If you are looking for ways to save money on your NCR printing, a great place to start is by reviewing your existing print specifications. Here are some ideas you might want to consider:
- Look at how many copies you really require. Review the form distribution carefully to see if any recipients can be eliminated or combined. This will reduce printing and administration costs. I know it sounds silly but I’ve known some form recipients to throw away the copies they receive because they are not required. Ask yourself whether you really need a 3 part NCR set when a 2 part NCR set might do.
- Review the size of your forms. There will be significant savings from dropping down a paper size, if it is practical. For example an A4 size NCR form is twice the size of an A5 form, so if it’s possible to downsize it would reduce the paper cost element by 50%. Obviously this may require the form to be redesigned, but this can present a great opportunity to simplify the layout.
- Challenge how many colour inks you are using on your NCR sets. Is it really necessary to use corporate pantones colours? Even multinational companies simplify their print processes by using a single print colour on their forms, with good resultant savings because the form only needs to pass through the press once.
- Do you need to print on all copies? On simple forms it may be acceptable to have blank internal copies. For example, a restaurant order pad may just print on the first page, as the second copy is only needed for the chef to know the customer’s order.
- Do you really need to print on both sides of your form and on all copies? For example, examine whether it is necessary to print terms and conditions on the reverse of all parts of your NCR form. T&C’s usually only need to be printed on the customer’s copy of the form.
- Consider if your forms need to be padded together. By default NCR forms are supplied as separate multi-part sets, but you have the option of specifying whether you want them padded together. For example an order of five hundred 2 part NCR sets could be supplied as 10 pads, with 50 sets per pad. The gluing process represents extra work and time for the Printer therefore costs can be eliminated by excluding this process. As a general rule, if the form is used irregularly and / or by multiple users, it probably isn’t necessary to pad the forms together.
- NCR pads are often supplied with wrap around covers which prevent what your writing on the top form going through to second and subsequent sets. This works by the cover being inserted after the top set. Wrap around covers, also known as writing shields, look professional and do the job well, but they add to the cost. A cheaper option is to insert a piece of reusable card under the top set.
- NCR sets can be individually numbered if required; this process is known as crash numbering. For example this is sometimes useful for sales orders or invoices, but there may be other forms where the requirement for numbering has become obsolete. This is another tactic to chip away at the overall cost of the form.
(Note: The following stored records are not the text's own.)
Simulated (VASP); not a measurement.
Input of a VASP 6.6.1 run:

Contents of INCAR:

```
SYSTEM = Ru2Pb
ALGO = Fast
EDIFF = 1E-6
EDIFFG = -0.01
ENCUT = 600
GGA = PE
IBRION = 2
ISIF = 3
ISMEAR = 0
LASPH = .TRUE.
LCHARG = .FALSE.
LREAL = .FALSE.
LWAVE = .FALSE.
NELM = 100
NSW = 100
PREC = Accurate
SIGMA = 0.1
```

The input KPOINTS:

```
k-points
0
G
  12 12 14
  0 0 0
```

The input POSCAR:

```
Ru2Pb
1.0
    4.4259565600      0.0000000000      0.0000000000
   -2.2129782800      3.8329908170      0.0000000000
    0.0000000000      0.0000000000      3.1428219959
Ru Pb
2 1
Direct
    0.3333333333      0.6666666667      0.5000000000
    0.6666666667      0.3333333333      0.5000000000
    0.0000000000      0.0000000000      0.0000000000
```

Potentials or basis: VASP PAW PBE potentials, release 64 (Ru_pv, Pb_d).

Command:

- Do you ask for your NCR forms to be drilled? If so, make sure the forms are actually filed on lever arch files otherwise you could be wasting your money.
- When forms have a tear off slip, they are often specified as requiring a perforation. Check the design of your forms to confirm your current processes haven’t rendered the detachable part as obsolete.
I have given you some ideas on how you might reduce your NCR printing costs, simply by questioning and amending your existing print specification. Next time you order NCR forms, ask your Printer to supply two quotes; the first as per your original requirements and the second with your newly slimmed down specification. I think you will be pleasantly surprised how much money you could save. Always remember that any savings you secure will not only apply to your initial order but all future orders. If you apply this technique to all your forms, the savings in the long run could be substantial.